While some of the market's losses were recovered over the last couple of weeks, crypto severely underperformed stocks throughout the month of November.
Recent market events have left the crypto industry devastated. November marked one of the most turbulent months in recent crypto history. While some of the market's losses were recovered over the last couple of weeks, crypto severely underperformed stocks throughout the month of November. This trend broke the high correlation the two markets had throughout the year.
Most crypto assets incurred losses greater than 10% during the month of November. Bitcoin and ETH are down 11.65% and 12.92% respectively in the last month, while the S&P 500 and Nasdaq 100 are up 2.76% and 3.96% respectively. Stocks rallied as the Federal Reserve confirmed its stance towards lower interest rate hikes in upcoming meetings.
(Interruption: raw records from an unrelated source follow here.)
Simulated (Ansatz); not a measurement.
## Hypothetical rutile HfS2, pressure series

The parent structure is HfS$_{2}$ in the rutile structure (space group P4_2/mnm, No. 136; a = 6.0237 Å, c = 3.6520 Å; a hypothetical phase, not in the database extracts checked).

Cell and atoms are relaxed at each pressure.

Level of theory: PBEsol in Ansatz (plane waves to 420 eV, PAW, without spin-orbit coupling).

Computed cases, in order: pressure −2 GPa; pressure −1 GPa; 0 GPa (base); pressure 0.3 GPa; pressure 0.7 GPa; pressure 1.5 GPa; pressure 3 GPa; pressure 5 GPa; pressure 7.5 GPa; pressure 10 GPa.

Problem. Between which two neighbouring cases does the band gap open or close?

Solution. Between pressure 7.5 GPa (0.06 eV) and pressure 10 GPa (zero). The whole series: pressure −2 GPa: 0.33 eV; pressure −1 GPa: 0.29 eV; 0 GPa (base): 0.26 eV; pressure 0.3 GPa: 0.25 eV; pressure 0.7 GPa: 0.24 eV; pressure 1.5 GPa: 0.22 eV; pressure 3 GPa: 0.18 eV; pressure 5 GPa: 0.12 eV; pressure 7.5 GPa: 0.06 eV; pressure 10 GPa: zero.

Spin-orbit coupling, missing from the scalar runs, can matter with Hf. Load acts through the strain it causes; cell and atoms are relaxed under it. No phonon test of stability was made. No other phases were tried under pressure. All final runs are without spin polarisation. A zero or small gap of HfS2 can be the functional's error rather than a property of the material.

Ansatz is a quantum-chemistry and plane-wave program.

Crypto's internal troubles and macro's positive tailwinds were reflected in terms of price performance during the month of November. These two opposite paths broke the high positive correlation that the two markets had carried throughout the year.
Bitcoin's correlation with the S&P 500 and Nasdaq 100 reached the lowest it has been since May 2019, marking a three-year-low of -0.84 for both indices. As the crypto industry recovers from its internal troubles its correlation with capital markets has increased. Correlation between the two markets is expected to continue this path since current macroeconomic fundamentals and trends haven’t changed.
Despite crypto dropping and lowering its correlation with capital markets, a bottom for the industry may be approaching. Determining the bottom of a market requires several tools. Price of an asset is often the first place one turns to determine if they can start to be bullish again. Daily active addresses is another important and interesting metric to conclude the bottom of a market that is directly involved with technology, such as blockchain. The indicator allows users to gauge the adoption of the technology and the blockchain on its daily basis.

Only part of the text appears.